At the center of the fight between Mr. DeSantis and Disney is a special tax district that encompasses Disney World. The district effectively turned the property into its own county, giving Disney unusual control over fire protection, policing, waste management, energy generation, road maintenance, bond issuance and development planning.
Florida has hundreds of similar special tax districts. One covers The Villages, a colossal senior-living community northwest of Orlando. Another covers Daytona International Speedway and the surrounding area.
In February, lawmakers decided to allow the governor to appoint an oversight board for the Disney district in an attempt to curtail the company’s autonomy. When the appointees reported for duty, however, they discovered that the previous, Disney-controlled board had approved the development agreement and restrictive covenants, limiting the new board’s power for decades to come.
They were enraged, as was Mr. DeSantis. He responded by suggesting a variety of potential punitive actions against Disney, including reappraising the value of the resort for property tax levies, imposing tolls on roads that lead to Disney World and developing land near the entrances to the resort. “Maybe create a state park, maybe try to do more amusement parks — someone even said, like, maybe you need another state prison,” he said at an April 17 news conference.
He has also requested an investigation by Florida’s chief inspector general into Disney’s efforts to circumvent his authority.
Mr. DeSantis and his allies have repeatedly characterized their actions as simply putting Disney on “level playing ground” with other theme park operators in the state. But Universal Orlando, SeaWorld, Busch Gardens and Legoland do not have oversight boards controlled by the governor. Based on the governor’s comments, the state’s other large theme parks would not be subject to additional ride safety inspections — only Disney World.
Robert A. Iger, Disney’s chief executive, has called Mr. DeSantis “anti-business” and “anti-Florida” for his actions. Mr. Iger has also signaled that future investment in Disney World could be at risk if the governor continued to use Disney as a political punching bag.

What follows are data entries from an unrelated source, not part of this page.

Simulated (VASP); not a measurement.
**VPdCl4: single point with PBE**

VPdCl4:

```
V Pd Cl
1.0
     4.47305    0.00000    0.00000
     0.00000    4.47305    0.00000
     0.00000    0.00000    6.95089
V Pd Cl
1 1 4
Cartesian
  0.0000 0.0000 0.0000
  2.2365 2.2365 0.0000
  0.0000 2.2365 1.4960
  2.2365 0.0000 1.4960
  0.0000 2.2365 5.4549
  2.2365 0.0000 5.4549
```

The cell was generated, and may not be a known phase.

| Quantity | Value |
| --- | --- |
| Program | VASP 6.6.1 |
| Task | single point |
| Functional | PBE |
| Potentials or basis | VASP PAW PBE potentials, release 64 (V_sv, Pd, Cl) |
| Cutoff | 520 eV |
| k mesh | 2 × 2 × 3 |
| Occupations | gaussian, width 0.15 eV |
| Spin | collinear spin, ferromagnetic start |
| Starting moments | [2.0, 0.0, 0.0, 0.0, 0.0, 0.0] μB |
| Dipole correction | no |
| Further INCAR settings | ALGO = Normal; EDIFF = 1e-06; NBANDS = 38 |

“A company has a right to freedom of speech just like individuals do,” Mr. Iger said at Disney’s annual shareholder meeting this month. “The governor got very angry over the position Disney took and seems like he’s decided to retaliate against us, including the naming of a new board to oversee the property, in effect to seek to punish a company for its exercise of a constitutional right. And that just seems really wrong to me.”